“Audiovisual Automatic Speech Recognition and Related Bimodal Speech Technologies:
A Review of the State-of-the-Art and Open Problems”
Dr. Gerasimos Potamianos, National Center for Scientific Research
Sponsored by the Dallas Chapter of the IEEE Signal Processing Society
The presentation will provide an overview of the main research achievements and the state-of-the-art in audiovisual speech processing, mainly focusing on audiovisual automatic speech recognition. The topic has been of interest in the speech research community due to the potential of increased robustness to acoustic noise that the visual modality holds. Nevertheless significant challenges have hindered practical applications of the technology – most notably difficulties with visual speech information extraction and audiovisual fusion algorithms that remain robust to the audiovisual environment variability inherent in practical, unconstrained interaction scenarios and audiovisual data sources, for example multi-party interaction in smart spaces, broadcast news, etc. These challenges are also shared across a number of interesting audiovisual speech technologies beyond the core speech recognition problem, where the visual modality has the potential to resolve ambiguity inherent in the audio signal alone; for example, speech enhancement, speech activity detection, speaker recognition and others.

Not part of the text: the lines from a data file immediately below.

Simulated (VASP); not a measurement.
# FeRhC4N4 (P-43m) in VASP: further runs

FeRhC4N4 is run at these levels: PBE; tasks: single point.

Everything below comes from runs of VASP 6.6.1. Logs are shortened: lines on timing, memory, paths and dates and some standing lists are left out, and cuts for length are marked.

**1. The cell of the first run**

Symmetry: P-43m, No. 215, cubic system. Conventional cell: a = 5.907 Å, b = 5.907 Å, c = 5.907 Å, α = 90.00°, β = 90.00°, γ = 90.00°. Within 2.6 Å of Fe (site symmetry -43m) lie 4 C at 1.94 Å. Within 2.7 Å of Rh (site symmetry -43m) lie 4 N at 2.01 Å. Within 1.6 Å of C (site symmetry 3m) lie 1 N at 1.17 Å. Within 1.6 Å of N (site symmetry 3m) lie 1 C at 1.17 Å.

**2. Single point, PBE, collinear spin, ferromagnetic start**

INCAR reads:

Gerasimos Potamianos received his PhD from Johns Hopkins University in 1994. From 1994 to 1996 he was a postdoctoral fellow with the Center for Language and Speech Processing. From 1996 to 1999 he was a senior member of Technical Staff with the then Speech and Image Processing Services Laboratory at AT&T Labs. In 1999 he joined the Human Language Technologies Department (currently Multilingual Analytics and User Technologies) at the IBM Thomas J. Watson Research Center, where he eventually became manager of the Multimodal Conversational Solutions Department. In 2008 he joined the Telecommunications and Networks Laboratory of the Institute of Computer Science at FORTH as an associate researcher, where, within the institute’s Ambient Intelligence Program, he continued his research activities in multimodal and multisensory processing of speech with an emphasis on ambient intelligence environments. In 2009 he was named a research director at the Software and Knowledge Engineering Laboratory of the Institute of Informatics and Telecommunications at the National Center for Scientific Research.